Prostitution was rampant in Dickens’s London. According to Bracebridge Hemyng, who wrote the prostitution section of Henry Mayhew’s four-volume, mid-19th century classic, London Labour and the London Poor,* prostitutes were arranged in a hierarchy. At the top were kept women, mistresses of wealthy men, who had their own homes and lived like respectable members of society.

One rung down were prima donnas, fashionable women of beauty and charm, who depended on more than one well-to-do “protector.” These women often resorted to night-houses to replenish their supply.

In these night-houses, what we’d call after-hours clubs, fashionable men and women could drink, gamble, relax, and meet one another. Kate’s, the classiest night-house in London, was the prima donnas’ favorite, since, as Hemyng says, “Kate is careful as to who she admits into her rooms–men who are able to spend, and come with the avowed intention of spending, five or six pounds, or perhaps more if necessary.” About the amount a young maidservant could earn in a year.

Below the level of the kept women and the prima donnas were women who resided, one or two together, in their own apartments.Their landlords knew what they were but didn’t object, just jacked up the rent. Most such lodging houses were near the Haymarket, a section of London not far from Picadilly. These women trolled for business in nearby cafes and clubs, or , as here, on the streets.

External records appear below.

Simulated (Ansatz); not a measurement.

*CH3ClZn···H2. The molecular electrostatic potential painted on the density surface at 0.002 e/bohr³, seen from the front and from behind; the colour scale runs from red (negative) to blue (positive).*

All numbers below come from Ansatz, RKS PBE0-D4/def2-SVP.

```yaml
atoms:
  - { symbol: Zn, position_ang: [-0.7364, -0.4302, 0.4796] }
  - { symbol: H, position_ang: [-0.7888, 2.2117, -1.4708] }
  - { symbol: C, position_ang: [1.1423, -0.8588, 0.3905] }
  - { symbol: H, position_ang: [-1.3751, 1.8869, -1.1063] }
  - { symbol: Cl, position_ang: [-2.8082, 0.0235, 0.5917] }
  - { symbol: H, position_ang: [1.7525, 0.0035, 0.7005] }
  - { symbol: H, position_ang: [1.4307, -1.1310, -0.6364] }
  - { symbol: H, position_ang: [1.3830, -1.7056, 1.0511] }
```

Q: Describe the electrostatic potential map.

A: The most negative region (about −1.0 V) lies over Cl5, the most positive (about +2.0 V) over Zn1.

On the lowest level were women who lived in brothels and turned over all or most of their earnings to brothel keepers in exchange for board, lodging, and clothes. Like the woman Martha rescues Little Em’ly from in David Copperfield, these brothel keepers, usually women, had a reputation for luring innocent young women just up from the country into their brothels under false pretences.

Although some brothels existed in the fashionable West End, most were located in the poorer districts of the East End or south of the Thames, in neighborhoods such as Lambeth, as shown here. Notice that these young ladies are exposing their ankles, something no respectable woman would do.